RSM: ‘Well, you’ve got your head on an ethereal plane, your body in the West End, and your feet are just about in Aldershot. Put him in the guard room.’

Long after I left the army, I met the RSM again. I was producing a record show for television and a girl singer known as Billie Anthony had a new record out called ‘Fall in for Love’, on which Brittain, long since retired from the army, appeared at the beginning of the song bellowing the command, ‘Fall in for love!’ So we booked Billie Anthony and also Mr Brittain to perform the song live in the studio. When Britten arrived I went up to him and said, ‘I have waited a long time to say this, sir. Stand there and don’t move till I tell you.’

The only time I fired a shot and hit a live target was not during my army career but shortly afterwards. We were staying at Sandbanks for Christmas, and there was quite a big house party that included the composer and impresario Noel Gay. We used to go sailing every day, and on this occasion I took with me a four-ten shotgun to shoot shag, the voracious green cormorant. Fifty yards off our port bow, a beautiful swan gave us a disdainful glance and then lazily spread its wings to take off. Jokingly, I said, ‘I’ll ginger him up,’ and fired quite casually into the air in the general direction of the bird. To my horror, this freak shot killed the swan outright. My father said, ‘That’s illegal. All swans belong to the Queen. You could go to gaol for that.’ Someone else suggested that ‘we’d better suppress the evidence’, so we pulled the body into the boat and cruised around until dusk fell. Then we went ashore and marched in single file up to the house, the swan over Dad’s back while the rest of us chanted the Seven Dwarfs’ ‘Heigh-ho’ song from Snow White and the Seven Dwarfs.
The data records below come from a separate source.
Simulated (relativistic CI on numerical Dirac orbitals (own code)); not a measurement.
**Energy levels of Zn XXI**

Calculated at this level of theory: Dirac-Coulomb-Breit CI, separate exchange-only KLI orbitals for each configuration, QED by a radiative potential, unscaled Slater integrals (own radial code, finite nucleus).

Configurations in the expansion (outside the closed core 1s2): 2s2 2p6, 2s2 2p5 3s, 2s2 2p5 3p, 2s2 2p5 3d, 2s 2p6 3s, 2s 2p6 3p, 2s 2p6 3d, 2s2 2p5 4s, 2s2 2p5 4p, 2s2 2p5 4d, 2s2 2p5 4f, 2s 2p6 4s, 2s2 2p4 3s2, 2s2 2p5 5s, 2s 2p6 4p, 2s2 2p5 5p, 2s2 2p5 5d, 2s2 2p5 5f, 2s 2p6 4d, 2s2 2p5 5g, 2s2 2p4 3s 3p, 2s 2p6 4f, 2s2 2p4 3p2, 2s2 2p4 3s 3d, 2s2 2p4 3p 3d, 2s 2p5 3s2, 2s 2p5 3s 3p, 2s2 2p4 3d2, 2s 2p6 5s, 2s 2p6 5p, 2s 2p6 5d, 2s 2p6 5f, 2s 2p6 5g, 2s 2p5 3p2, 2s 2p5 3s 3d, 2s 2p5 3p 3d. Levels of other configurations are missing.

We found Noel Gay dozing on a settee in the sitting-room. ‘Look, Noel,’ someone shouted, ‘a Christmas goose.’ Noel opened one eye. ‘I never eat goose,’ he confided and went back to sleep. Just so he wouldn’t feel left out of the fun, we decided to stow the swan in the boot of his car, until Christmas night, when we all dressed in dinner jackets and boarded a dinghy to bury the swan at sea. The corpse was tied to a trawler drag and heaved overboard. We underestimated its weight: all that happened was the swan’s neck went under and its bottom bobbed up. I doubt whoever found it with an iron bar round its neck would think it had died a natural death.

Dad was at his most exuberant on holiday at Sandbanks, when laughter, joking and frenzied activity surrounded him. Next door to our house was the Royal Motor Yacht Club whose Commodore was an ex-naval officer called Bersey, a splendid man but a stickler for protocol. Every morning at eight o’clock a saluting gun would be fired and a Blue Ensign run to the masthead. It so happened that in the garage of his Sandbanks house Dad kept a whole load of old stage-props, including the Soviet flag, the Hammer and Sickle, which had been used for a stage song called ‘Comrades’. This was in the early days of the Cold War when the former camaraderie between Russia and the West had evaporated.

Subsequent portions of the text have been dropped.